If you only have a day to spare, i suggest you spend it traveling down 80 kilometers to the Terelj National Park to engage in cultural immersion visiting rock formations and spending time with a nomadic family. BUT if you only have half a day, your best bet is to watch a Mini Naadam in Chinggis Khaan Kuree Ger camp.
The Mongolian Naadam Festival has its own brand of pageantry as well as intense competitions. Boasting of the “3 sports of men”, Mongolia has succumbed to girl power and allowed women to also compete in Archery and Horse Racing but NOT IN WRESTLING. Our guide explained however that a female once outwrestled a man, prompting the “change in uniform” of the wrestlers. The more revealing uniform has since deterred women from competing. Hmmmmmm. Not very good sports, ehh?
In ancient times, Naadam — which means games — was held during weddings. In time, the festival included impressive parades of mounted cavalry with the most macho men warming up in an “eagle dance” before a wrestling match. As touristy as it gets, the mini Naadam Fest in Chinggis Kuree Ger Camp was a cultural performance where men wrestlers display their physique on a chilly afternoon, children and young teens on their saddles — often without a helmet — racing across the grassy plains, and men and women shooting arrows at impossible targets.
In this Naadam, we were also herded into a couple of gers. Not the kind where real nomadic families live, but “fancy gers” with animal furs spread over the tent to keep you warm, “thrones” ornately designed to make you feel like royalty, and some of the best performers with a knack for freaking you out. I mean that as a COMPLIMENT!
The operatic renditions of Mongolian classics left me wondering how these Mongolians can sound like Russians when they speak, but sound so like their Chinese neighbors when they sing. Amazing. But it was my first to hear “throat singing”. No, yodel is different. Throat singing is in a class all its own. Listen to this clip. I’m sure I’d never explain it enough.

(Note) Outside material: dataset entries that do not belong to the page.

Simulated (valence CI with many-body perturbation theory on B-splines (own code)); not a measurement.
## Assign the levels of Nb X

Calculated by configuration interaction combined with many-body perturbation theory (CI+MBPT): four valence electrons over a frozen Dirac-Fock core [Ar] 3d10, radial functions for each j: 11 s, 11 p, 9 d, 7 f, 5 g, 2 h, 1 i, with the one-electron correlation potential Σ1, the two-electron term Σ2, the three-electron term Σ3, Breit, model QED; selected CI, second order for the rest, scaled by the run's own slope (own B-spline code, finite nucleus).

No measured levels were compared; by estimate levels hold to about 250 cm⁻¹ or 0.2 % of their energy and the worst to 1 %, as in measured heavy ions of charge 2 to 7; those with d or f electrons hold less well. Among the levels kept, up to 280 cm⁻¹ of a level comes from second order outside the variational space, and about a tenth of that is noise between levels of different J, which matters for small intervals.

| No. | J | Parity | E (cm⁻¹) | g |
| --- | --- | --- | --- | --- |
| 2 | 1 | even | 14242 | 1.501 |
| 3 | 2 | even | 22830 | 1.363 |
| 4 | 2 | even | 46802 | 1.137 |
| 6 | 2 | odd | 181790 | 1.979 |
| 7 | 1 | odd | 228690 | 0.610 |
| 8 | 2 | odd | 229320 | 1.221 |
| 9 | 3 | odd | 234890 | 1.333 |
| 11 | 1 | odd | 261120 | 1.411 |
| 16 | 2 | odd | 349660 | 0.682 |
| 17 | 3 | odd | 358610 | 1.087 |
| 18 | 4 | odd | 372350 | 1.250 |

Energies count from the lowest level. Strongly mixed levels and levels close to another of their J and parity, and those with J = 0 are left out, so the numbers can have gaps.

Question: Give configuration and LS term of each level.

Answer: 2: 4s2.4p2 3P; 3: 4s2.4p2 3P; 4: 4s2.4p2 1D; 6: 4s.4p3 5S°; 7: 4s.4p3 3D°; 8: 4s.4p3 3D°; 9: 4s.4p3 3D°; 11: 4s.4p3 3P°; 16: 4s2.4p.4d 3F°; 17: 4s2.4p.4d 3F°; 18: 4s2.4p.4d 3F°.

So soon after the “throat singing” we were treated to another cultural performance. It took awhile to “recover” from this last one. This lady contortionist nearly freaked me out. How in heaven’s name does she do that? After her performance, I noticed that she walked on tiptoes, like her feet bones won’t let her press her soles on the ground. I wonder if that hurts?
What an afternoon! Before gunpowder was invented, all battles were won by sheer guts, innate intellect, physical skills and muscle power. My idea of a Mongolian warrior is that of a Gengis Khan lookalike aiming with his arrow while riding a horse at full speed. Fierce!